Higher qualifications in finance a competitive advantage

by Christy Liu

Mr Lee believes that the MSc in finance and investment analysis qualification will enhance his career prospects Photo: Wallace Chan

A new master's degree provides Hong Kong finance practitioners with a strong professional foundation

In his recent policy address, Hong Kong Chief Executive Donald Tsang stressed that the financial services industry is the most important pillar supporting the city's economy.

In line with this, the government aims to increase efforts to develop Hong Kong as a global financial, asset management and offshore Renminbi business centre, attracting investment and professional talent both within the city and abroad. While this support can only increase the demand for wealth management professionals, it also raises the bar in terms of standards.

With an aim to provide a new, intensive part-time master's degree in finance and investment analysis, the UK-based University of Greenwich has joined forces with local training and education organisation ABRS Professional Learning Services.

Founded in 1890, the university has a reputation for quality teaching. Its business school has a well-established partnership with ABRS, providing learning programmes ranging from diplomas to master's degrees.

Taught by both UK- and Hong Kong-based lecturers, the programme provides students with solid knowledge of the CFA syllabus, ensuring that they are well equipped with the examinations required for accreditation.

Good grounding

Following the collapse of US investment bank Lehman Brothers last year, employers have increased hiring requirements. Qualifications such as the internationally recognised CFA designation are now highly sought after.

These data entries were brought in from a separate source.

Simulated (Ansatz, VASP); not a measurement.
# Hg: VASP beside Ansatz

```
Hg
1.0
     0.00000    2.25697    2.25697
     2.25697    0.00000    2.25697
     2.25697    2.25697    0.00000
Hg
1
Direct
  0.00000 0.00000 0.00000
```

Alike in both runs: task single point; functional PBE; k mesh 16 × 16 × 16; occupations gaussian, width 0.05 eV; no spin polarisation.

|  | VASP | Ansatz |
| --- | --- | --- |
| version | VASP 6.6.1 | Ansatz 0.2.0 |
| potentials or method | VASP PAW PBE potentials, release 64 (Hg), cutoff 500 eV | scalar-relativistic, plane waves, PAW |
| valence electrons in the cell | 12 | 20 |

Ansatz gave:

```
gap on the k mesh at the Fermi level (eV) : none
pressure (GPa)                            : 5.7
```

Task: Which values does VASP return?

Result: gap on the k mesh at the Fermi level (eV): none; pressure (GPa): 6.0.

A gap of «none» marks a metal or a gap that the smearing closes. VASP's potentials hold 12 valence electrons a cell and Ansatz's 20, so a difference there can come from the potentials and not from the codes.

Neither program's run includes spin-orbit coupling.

"The incident led to a new emphasis on the importance of finance and investment knowledge," says C K Lam, a programme lecturer. "In the sophisticated financial environment, many employers require job candidates to possess internationally recognised qualifications such as the CFA designation."

While Hong Kong offers tremendous opportunities for financial professionals, it is professional qualifications that help industry players stay competitive in the market, Dr Lam explains. The programme's main focuses are financial management, investment analysis, risk management and research, targeting people with relevant university degrees and some work experience. Applicants without degrees but with suitable experience will also be considered.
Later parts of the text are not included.